Hordes of Modi admirers and some protesters made their way to Ricoh Coliseum Wednesday in Toronto.
Toronto is welcoming India’s Prime Minister Narendra Modi with crowds of admirers — and protesters.
Modi and Prime Minister Stephen Harper landed in Toronto Wednesday afternoon, after Modi’s ceremonial welcome in Ottawa earlier today.
* India’s Prime Minister Narendra Modi is in Canada on a three-day visit to Ottawa, Toronto and Vancouver.
* This evening, he is set to unleash Modi-mania in Toronto on Wednesday evening, says reporter Raveena Aulakh, when he takes the stage at the Ricoh Coliseum. A crowd of about 8,000 supporters is expected.
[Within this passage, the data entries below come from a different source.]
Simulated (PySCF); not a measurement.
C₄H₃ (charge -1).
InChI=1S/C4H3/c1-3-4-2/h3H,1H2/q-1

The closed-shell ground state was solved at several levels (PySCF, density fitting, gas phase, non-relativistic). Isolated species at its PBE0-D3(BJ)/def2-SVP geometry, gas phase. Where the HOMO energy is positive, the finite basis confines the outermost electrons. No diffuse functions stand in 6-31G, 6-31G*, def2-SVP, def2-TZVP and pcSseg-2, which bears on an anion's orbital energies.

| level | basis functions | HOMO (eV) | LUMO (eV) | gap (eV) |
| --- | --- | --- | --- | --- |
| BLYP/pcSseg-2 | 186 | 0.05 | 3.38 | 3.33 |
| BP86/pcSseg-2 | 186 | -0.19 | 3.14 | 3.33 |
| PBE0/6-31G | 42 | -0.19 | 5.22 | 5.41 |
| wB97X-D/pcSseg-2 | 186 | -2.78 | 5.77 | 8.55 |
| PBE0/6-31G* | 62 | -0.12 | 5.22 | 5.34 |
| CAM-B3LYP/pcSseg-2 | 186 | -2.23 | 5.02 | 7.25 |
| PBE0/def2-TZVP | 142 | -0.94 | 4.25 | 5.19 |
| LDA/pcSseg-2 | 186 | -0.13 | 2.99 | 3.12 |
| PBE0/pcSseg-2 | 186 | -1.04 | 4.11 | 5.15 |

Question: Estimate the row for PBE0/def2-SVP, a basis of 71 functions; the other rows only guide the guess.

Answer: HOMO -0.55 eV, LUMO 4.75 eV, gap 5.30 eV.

* Toronto’s welcome is billed to be on the lines of his Madison Square address in New York last year, where he was cheered like a rock star by some 18,000 spectators.
* Modi, a divisive figure in India, is nevertheless considered a great orator.
* PM Harper is also expected to speak tonight.
Their meeting has already proven historically significant. It is the first bilateral meeting in Canada of an Indian prime minister since 1973, when former PM Pierre Elliot Trudeau met with India’s former PM, Indira Ghandi.
Edgar Faleiro, an Indian Catholic, said that his feelings for Modi are mixed because he has seen the country become increasingly divided along religious lines under his leadership.
“He’s done well on the economic front,” Faleiro said.
“If he can stand and protect every community, that would be great.”
Modi is beloved by many, having earned a reputation for being a self-made man who began his career not in the lap of luxury, but as a tea seller.
“Every common man can relate to him,” said Pranit Patil, a supporter on the way to the Ricoh Coliseum where Modi will address an estimated crowd of 8,000 this evening.
“He’s a very honest fellow,” added Chandrakant Patil, who is also from Modi’s home province of Gujarat.
Modi’s visit is also expected to draw protestors, including Joyce Almeida who make the trek to Ricoh Coliseum.
“It’s not a protest so much as highlighting a concern. We Christians in India are a minority and we’re not being protected,” said Almeida, who moved here from Maharashtra, India five years ago.
Modi is a member of a Hindu nationalist party, accused in the past of aiding the killing of 1,000 Indian Muslims in communal riots in 2002 while he was chief minister of Gujarat. Modi has always denied involvement in the violence, and India’s Supreme Court has said there was no case to bring against him, but he was banned entry to Canada and the U.S. for 12 years as a suspected human rights abuser.
An organization called Sikhs for Justice has filed a complaint with the Attorney General of Canada requesting criminal proceedings against Modi.